Virtualization: Changing the OS game, or not?
Posted by: Ryan Shopp
Every morning, I sign onto my corporate email account and start plowing through emails. This morning, our media group had been alerted to an interesting blog post on The Linux Foundation blog. It’s a transcript of an interview with Linus Torvalds, developer of the Linux kernel.
Torvalds’ opinion on virtualization caught my interest:
Jim Zemlin: Let’s talk to conclude about the future. Where do you see Linux – and I know you don’t think too far ahead about this, but I’m going to prod you to say five years from now.

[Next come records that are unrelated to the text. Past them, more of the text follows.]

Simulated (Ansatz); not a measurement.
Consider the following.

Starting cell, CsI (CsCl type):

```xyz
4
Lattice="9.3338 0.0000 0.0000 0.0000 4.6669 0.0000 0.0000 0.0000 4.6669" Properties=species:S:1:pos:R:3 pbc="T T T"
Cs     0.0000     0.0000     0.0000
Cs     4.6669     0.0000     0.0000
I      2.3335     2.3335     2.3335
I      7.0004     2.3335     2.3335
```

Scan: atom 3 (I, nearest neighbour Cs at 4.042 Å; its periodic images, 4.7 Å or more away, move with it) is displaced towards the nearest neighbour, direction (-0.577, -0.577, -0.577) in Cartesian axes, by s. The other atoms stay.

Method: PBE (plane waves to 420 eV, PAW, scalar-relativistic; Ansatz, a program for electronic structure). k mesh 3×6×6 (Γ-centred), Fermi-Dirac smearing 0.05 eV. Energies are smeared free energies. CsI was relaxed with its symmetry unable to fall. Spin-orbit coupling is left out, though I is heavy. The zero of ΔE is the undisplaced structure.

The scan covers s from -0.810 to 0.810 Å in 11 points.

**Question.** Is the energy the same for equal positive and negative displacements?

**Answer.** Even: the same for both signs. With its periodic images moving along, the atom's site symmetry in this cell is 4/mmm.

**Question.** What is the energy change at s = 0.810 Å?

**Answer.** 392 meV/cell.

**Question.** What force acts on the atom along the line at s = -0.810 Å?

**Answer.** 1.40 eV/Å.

Is the world Windows and Linux? Does the operating system become irrelevant because everything’s in a browser? Is everything through a mobile device? Is there a new form factor that comes out of mobile tab? Where do you see things going?
Linus Torvalds: I actually think technology in the details may be improving hugely, but if you look at what the big picture is, things don’t really change that quickly. We don’t drive flying cars. And five years from now we still won’t be driving flying cars and I don’t think the desktop market or the OS market in general is going to move very much at all.
I think you will have hugely better hardware and I suspect things will be about the same speed because the software will have grown and you’ll have more bling to just slow the hardware down and it will hopefully be a lot more portable and that may be one reason why performance may not be that much better just because you can’t afford to have a battery pack that is that big.
But I don’t think the OS market will really change.
Jim Zemlin: Virtualization. Game-changer? Not that big of a deal?
Linus Torvalds: Not that big of a deal.
Jim Zemlin: Why do you say that?
Linus Torvalds: It’s been around for probably 50 years. I forget when IBM started offering virtualization on their big hardware. Maybe not 50 years, but it’s been all around for decades and it’s very interesting in niche markets – I think the people who expected to change things radically are just fooling themselves.
I’d say that the real change comes from new uses, completely new uses of computers and that might just happen because computers get pushed down and become cheaper and that might change the whole picture of operating systems.
But also, I’d actually expect that new form factor is in new input and output devices. If we actually end up getting projection displays on cell phones, that might actually change how people start thinking of hardware and that, in turn, might change how we interact and how we use operating systems. But virtualization will not be it.
Apparently, Torvalds has the exact opposite opinion from one of our writers. Jeff Byrne, senior analyst and consultant at Taneja Group, recently wrote about exactly how virtualization is going to change the operating system game.
Byrne writes:
As its uses continue to grow, server virtualization will pose a major threat to the strategic position that the general-purpose operating system has long held in the x86 software stack. In this situation, Microsoft in particular has a lot to lose. So do Linux and Unix vendors, but these OSes do have advantages in a virtualization setting.
He goes on to suggest that Linux and Unix OSes will likely have increased adoption rates as virtualization puts a large dent in the one-operating-system-to-one-server modus operandi, and because Windows users are becoming frustrated with licensing costs, technical issues in new releases that commonly aren’t resolved until the second or third release, and security vulnerabilities.
IT pros, I’m turning it over to you. Let the debate begin. Has your shop seen increased Linux or Unix adoption with virtualization? Do you think virtualization will change the OS market?